Simon Majumdar, Emily Ellyn and Whitney Miller know their way around a kitchen. The celebrity chefs also know how big of a deal hunger is in this nation.
“Man, that is stressful and I can only imagine how it is every day to have to do that,” said Ellyn, who works for the Food Network and has competed on several of the network’s cooking shows. “Being able to educate the community on how $15 can really stretch into multiple meals is something that we really need to start talking about more.”
Feeding America Tampa Bay announced the food bank would shorten its name to Feeding Tampa Bay as part of a sweeping effort to connect the region with the issue of hunger and focus the organization’s efforts on enriching the lives of the 700,000 families, children and seniors who go hungry each day.

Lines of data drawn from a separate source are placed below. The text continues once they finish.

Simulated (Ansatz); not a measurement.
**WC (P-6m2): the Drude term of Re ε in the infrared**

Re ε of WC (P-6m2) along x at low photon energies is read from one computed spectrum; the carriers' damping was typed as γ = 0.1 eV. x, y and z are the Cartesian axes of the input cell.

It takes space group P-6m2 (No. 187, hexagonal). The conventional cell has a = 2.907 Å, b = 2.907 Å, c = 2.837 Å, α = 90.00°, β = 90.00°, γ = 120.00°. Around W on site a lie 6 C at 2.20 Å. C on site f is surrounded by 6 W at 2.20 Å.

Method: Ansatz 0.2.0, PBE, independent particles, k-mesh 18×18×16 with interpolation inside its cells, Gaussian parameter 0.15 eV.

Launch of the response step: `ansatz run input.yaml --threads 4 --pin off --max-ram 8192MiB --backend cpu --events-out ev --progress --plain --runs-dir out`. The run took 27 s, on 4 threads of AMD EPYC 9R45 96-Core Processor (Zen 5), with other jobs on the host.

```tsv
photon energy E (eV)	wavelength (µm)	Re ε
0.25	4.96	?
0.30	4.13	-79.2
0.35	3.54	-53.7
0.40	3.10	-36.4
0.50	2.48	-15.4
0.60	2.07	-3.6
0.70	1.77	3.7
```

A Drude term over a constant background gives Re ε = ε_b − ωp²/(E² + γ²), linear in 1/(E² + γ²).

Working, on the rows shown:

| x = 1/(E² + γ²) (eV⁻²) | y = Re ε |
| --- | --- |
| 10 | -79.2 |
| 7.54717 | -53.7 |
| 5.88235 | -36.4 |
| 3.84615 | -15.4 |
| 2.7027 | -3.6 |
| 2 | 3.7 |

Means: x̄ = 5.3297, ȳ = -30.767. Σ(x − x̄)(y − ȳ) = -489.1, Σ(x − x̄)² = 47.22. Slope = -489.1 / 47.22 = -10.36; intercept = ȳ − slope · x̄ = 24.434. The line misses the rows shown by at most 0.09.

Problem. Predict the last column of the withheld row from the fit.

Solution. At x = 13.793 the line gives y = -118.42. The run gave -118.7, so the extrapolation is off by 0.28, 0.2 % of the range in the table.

“Feeding Tampa Bay was at a point where we needed to do some deeper soul searching about who we are, what we do and who we serve,” said Jenna Nelson, chair of the Feeding Tampa Bay Board of Directors and executive vice president of human resources for Sykes. “Our refreshed brand represents our focus and commitment to this community—for it to be a better place for us all to live and thrive.”
Feeding Tampa Bay also revealed aspects of a three-year strategic plan, which invites the community to Be Food Forward with the organization and tackle hunger in the community with a new perspective.
“We know that we cannot put forth yesterday’s ideas and expect to alleviate today’s challenges,” said Thomas Mantz, executive director of Feeding Tampa Bay. “Be Food Forward is our promise to the region and to those in need that we will be a true change agent enriching the health of our community over the next three years and beyond. We’re making a fundamental shift from an output way of thinking to an outcomes mindset.”
Moving forward, the food bank will align its operations under three main themes:
–Engage & Mobilize – Feeding Tampa Bay works under a collaborative model with hundreds of agency partners, thousands of donors and tens of thousands of volunteers. By developing and implementing new education programs, working with local civic leaders and partners in the fight against hunger, the food bank will energize and mobilize the community around this issue.
–Innovate & Optimize – In three years, Feeding Tampa Bay plans to be distributing more than 60 million meals each year in the 10-county region—70 percent of which will be fresh, healthy foods. Feeding Tampa Bay’s food delivery mechanism will become more mobile to capture and repackage more quickly much of the food that would otherwise be spoiled or wasted.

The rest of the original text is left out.